The kick-off meeting of the DANUBE4all project partners took place from 13 to 15 March 2023 in the new hydraulic engineering laboratory at BOKU in Vienna, Austria.
Among the highlights of the event was a boot tour to Paradies island in the Donau-Auen Nature Park, where some of the most ambitious restoration actions will take place. Here a long section of the embankment will be removed to revitalize the entire section and maintain the island character of the Paradies island complex, improve the hyrdological conditions and the quality of the invaluable riparian habitats. An official project partner is the DANUBEPARKS Association and the second project site of the Association will take place in the Duna-Ipoly National Park in Hungary, where groin adaptation will be carried out. Both actions were presented in detail and discussed on the second day of the meeting.
The provided measures are inspired by the WILDisland concept and are in full synergy with the LIFE WILDisland Project, complementing the on-going restoration actions.

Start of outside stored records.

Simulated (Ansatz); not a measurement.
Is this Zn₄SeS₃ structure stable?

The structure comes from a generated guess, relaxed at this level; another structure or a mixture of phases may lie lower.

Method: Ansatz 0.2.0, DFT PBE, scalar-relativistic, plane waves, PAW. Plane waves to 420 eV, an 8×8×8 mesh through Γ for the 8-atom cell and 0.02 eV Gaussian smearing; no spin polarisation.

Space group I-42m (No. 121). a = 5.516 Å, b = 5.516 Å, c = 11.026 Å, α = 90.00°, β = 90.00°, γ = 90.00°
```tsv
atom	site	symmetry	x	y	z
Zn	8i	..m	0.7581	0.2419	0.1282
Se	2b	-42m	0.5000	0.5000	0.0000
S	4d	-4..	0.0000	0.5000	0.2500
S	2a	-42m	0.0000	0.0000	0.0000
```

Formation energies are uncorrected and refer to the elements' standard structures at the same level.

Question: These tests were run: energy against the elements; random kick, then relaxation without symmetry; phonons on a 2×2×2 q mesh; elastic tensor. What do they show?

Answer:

This is why experts from the WILDisland joined the boot trip in order to share their experience and discuss the particular conservation measures and expected results in the light of the joint concept for island conservation and river redynamization.
DANUBE4all is a new, innovative and Europe-wide research project that started in January 2023 as a "lighthouse initiative" of the EU to support the mission "Restoring our oceans and waters by 2030". The five-year project will culminate in a scientifically sound and, above all, practice-oriented plan for the renaturation of the flowing waters of the entire Danube catchment area.
"The interests of all stakeholders - whether from the population, companies or science - are to be included in order to create sensible solutions in the long term,"
...explains DANUBE4all project coordinator Helmut Habersack from the Institute of Hydraulic Engineering, Hydraulics and Flowing Water Research at BOKU.
On the one hand, the project aims to improve ecological and morphological status - such as biodiversity, ecosystem connectivity and sediment continuity, and to reduce flood and drought risk. Secondly, DANUBE4all links such measures to social and economic well-being by adopting a science-to-people approach and actively integrating public interests.
"The aim is to develop and implement innovative "win-win" nature-based solutions. On the one hand, they will lead to an improved, dynamic state of rivers and floodplains, a reduction in flood and drought risk and an improvement in the continuity of sediments and biota. On the other hand, these renaturation measures should also be economically profitable, for example by creating green jobs,"
...says Habersack. These restoration measures in natural areas are being tested on three pilot stretches - east of Vienna, in Hungary and in the Danube Delta - and with the involvement of the population.
The project's recipe for success: interdisciplinarity and co-design. DANUBE4all brings together a unique consortium of 48 partners in 14 countries from universities, research institutions, public organisations such as the Danube Protection Commission ICPDR, NGOs and small and medium-sized enterprises (SMEs), under the leadership of BOKU. The five-year project is funded by Horizon Europe, the EU's main funding programme for research and innovation, with 8.5 million euros.